Heather Cowie. Visual Artist.Born Melbourne Victoria, Australia, 1955.
Originally trained as a geologist following which, was employed as a field geologist in Western Australia, but also working in South Africa. She also completed a postgraduate diploma in computing science at this time.
In the mid 1980s, she began serious study and practice in visual arts, which quickly led to exhibitions of her early mixed-media assemblages, often employing the use of found-objects such a feathers, seeds, rocks, and semi-precious jewels. The themes for these works were often concerned with mythology and/or the arts of ancient civilisations from Egypt, South America and North American Indian cultures.

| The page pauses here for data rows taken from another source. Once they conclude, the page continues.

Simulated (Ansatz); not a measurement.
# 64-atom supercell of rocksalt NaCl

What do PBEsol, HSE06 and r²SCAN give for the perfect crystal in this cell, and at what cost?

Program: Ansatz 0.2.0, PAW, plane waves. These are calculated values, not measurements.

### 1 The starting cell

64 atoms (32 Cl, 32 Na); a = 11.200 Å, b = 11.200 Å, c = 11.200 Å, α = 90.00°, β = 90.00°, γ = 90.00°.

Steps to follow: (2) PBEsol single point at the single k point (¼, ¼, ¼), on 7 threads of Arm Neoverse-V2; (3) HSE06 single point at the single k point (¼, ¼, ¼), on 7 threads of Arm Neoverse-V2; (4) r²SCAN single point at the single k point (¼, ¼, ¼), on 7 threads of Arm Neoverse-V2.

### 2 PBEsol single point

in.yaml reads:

In 1991, she commenced studies in fine arts for a postgraduate Master of Creative Arts at James Cook University, in North Queensland. Her chosen field of research and practice was the relocation of SOUND TO IMAGE. This incorporated a parallel study of birdsong and music and led to the creation of her Masters Show, in which she presented mixed-media works based on jazz, mediaeval music and the songs of birds.
In 1995, she married the British composer, visual artist and natural scientist, Edward Cowie and moved to England that year.
From 1995 onwards, her work developed into representations and visual 'relocations' based on a great diversity of subjects including further work in birdsong; the architecture of southern France, the ancient human settlements on Dartmoor, Devon; the geometry and colour of French Vineyards and 'plate-drawings' involving the use of her body to imprint on paper sensitised with charcoal and carbon.
She also collaborated (also in the late 1990s), with her composer husband on a series of works directly inspired by Edward Cowie's three concertos for flute and clarinet, 'Elysium' ', and exhibited these works in Ely Cathedral as a visual accompaniment to the premiere of the music.
In the early 21st century, she began to move into still more diverse media, including a remarkable series of sculptureswhich involved the gradual layering of a found object such as a sea-shaped stone with 'skins' of found-objects (shells, stones, pieces of wood, fabrics, memorabilia), photographing each new layer and incorporating each layer into a 'memory-book' of the objects hidden under each successive layer. The final layer consisted of a specially-made 'paste' which was (when dry and hard), polished and stained to give and appearance of a large boulder; seed-pod- even skull-like in bone.
This was a period of even more intense experumentation where gradually, she moved towards more 'flat-space' works, mainly on hand made papers. Throughout this period, she continued to exhibit and sell her works in the United Kingdom.
In particular, 'Heather Cowie'is a 'synthesist; an artist who integrates and trans(forms) from the natural world to an expressive world of new forms and creative action.
In 2012, she began to devote time exclusively to 'painting'; large workd on canvas featuring the interplay(s) between light and colour in watery deeps; birds in huge flocks; and landscapes.
Her work, often in the form of a series-on-a-theme, is vibrant and full of visual and sensual energy.
Her works are in public and private collections throughout the world.
She now divides her time between work in England and SW France.